We evaluate the recoverability of our deferred tax assets each quarter by assessing the likelihood of future profitability and available tax planning strategies that could be implemented to realize our net deferred tax assets. At December 31, 2013, we recorded net deferred tax assets of $177 million. These assets included $187 million for the value of tax loss and credit carryforwards. A valuation allowance of $101 million was recorded to reduce the tax assets to the net value management believed was more likely than not to be realized. In the event our operating performance deteriorates, future assessments could conclude that a larger valuation allowance will be needed to further reduce the deferred tax assets.

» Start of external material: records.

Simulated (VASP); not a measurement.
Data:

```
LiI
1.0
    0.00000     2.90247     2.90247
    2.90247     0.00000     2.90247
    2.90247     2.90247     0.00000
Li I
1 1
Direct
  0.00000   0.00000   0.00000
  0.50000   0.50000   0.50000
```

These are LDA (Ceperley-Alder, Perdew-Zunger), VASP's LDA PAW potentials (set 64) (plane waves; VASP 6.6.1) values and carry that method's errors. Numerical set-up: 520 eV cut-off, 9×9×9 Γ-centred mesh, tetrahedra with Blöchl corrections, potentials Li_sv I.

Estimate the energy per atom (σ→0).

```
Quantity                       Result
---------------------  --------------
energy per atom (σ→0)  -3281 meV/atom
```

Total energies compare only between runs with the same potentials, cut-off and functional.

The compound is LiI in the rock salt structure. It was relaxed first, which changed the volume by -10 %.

We expect our 2014 effective tax rate to be 28.5 percent excluding any discrete items that may arise. The research tax credit expired December 31, 2013, and has not yet been renewed by Congress. If the research credit is reinstated during 2014, we would anticipate the 2014 effective tax rate to be reduced to 27 percent. The increase in the effective tax rate from 2013 to 2014 is attributable primarily to one-time tax benefits in 2013 that will not repeat in 2014, as well as other changes in tax legislation in the U.S. and proposed changes in the U.K. that will unfavorably impact our 2014 effective tax rate.
  
In September 2013, the Internal Revenue Service released final tangible personal property regulations regarding the deduction and capitalization of expenditures related to tangible property. The new rules will become effective for taxable years beginning on or after January 1, 2014. While we are still finalizing our analysis, we do not believe that these regulations will have a material impact on our Consolidated Financial Statements.
Noncontrolling Interests
Noncontrolling interests eliminate the income or loss attributable to non-Cummins ownership interests in our consolidated entities. Noncontrolling interests in income of consolidated subsidiaries increased reflecting our minority's share of higher profits of $7 million at Cummins Western Canada LP, $6 million at Wuxi Cummins Turbo Technologies Co. Ltd. and $4 million due to the acquisition of a majority interest in Cummins Central Power LLC (Central Power) in the third quarter of 2012. The increases were partially offset by a total decrease of $8 million at Cummins India Ltd.
Net Income Attributable to Cummins Inc. and Diluted Earnings Per Share Attributable to Cummins Inc.
Net income and diluted earnings per share attributable to Cummins Inc. decreased primarily due to lower gross margin as a percentage of sales, mainly driven by unfavorable product mix and lower volumes, particularly in the Engine segment and Power Generation segment, a higher effective tax rate of 25.1 percent versus 23.5 percent in 2012, lower equity, royalty and interest income from investees, mainly due to the acquisition of the North American distributors, and higher selling, general and administrative expenses.  These decreases were partially offset by lower research, development and engineering expenses. Diluted earnings per share for 2013 benefited $0.06 from lower shares outstanding, primarily due to purchases under the stock repurchase program.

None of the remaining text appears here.